The only that changed in C99 is that reaching the closing "}" of
the main function does an implicit "return 0;". This change was
borrowed from C++.
I do tend to dislike the change; it feels like an unnecessary special
case, and I used to advise people to add an explicit "return 0;"
anyway. This was partly because C99 compilers were relatively rare,
and there were advantages to writing code that still worked with
C90-only compilers.
I usually omit the "return 0;", but I don't object to including it --
though I will occasionally mention in passing that it's "unnecessary
but harmless". If nothing else, the history is interesting (at
least to me).
I'm with you.
Personally I think it's an uninteresting point; primarily because
it's a detail and, as you wrote, also a special case.

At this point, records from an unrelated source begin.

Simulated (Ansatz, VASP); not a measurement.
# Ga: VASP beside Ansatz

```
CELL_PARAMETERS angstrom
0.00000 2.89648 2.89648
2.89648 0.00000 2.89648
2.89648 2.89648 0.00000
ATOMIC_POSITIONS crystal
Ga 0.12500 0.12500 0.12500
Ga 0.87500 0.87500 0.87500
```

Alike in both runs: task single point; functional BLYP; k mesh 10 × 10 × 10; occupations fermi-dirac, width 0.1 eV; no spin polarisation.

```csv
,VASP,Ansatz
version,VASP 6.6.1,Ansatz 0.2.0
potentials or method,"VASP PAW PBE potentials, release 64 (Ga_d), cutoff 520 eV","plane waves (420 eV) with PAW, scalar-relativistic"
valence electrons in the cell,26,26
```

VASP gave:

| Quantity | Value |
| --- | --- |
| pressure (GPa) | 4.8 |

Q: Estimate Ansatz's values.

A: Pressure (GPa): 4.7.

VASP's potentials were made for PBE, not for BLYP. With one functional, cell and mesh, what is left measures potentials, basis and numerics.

I would prefer - but for that reason of minor importance to me I
also don't mind as it is - if the language would allow all sorts
of interface variants, e.g.
void main (void) { ... } or also void main () { ... }
int main (void) { ... ; return rc; }
void main (int argc, ...) { ... }
int main (int argc, ...) { ... ; return rc; }
if they are _consistent_; i.e. no 'return' allowed in case of a
void declaration (with an implicit return 0 to the environment),
and requiring an explicit 'return' in case of an int declaration.
What I find bad is if some special [visibly inconsistent] form
is the norm and other [more consistent] forms are "UB" with the
"threat" of the proverbial missile launch as possible outcome.
I haven't checked what's actually valid in current or former
"C" compilers or standards. As it's of minor relevance (to me)
I just see whether the compiler accepts my main() declaration
or not. (There was never a problem here, so why should I care.)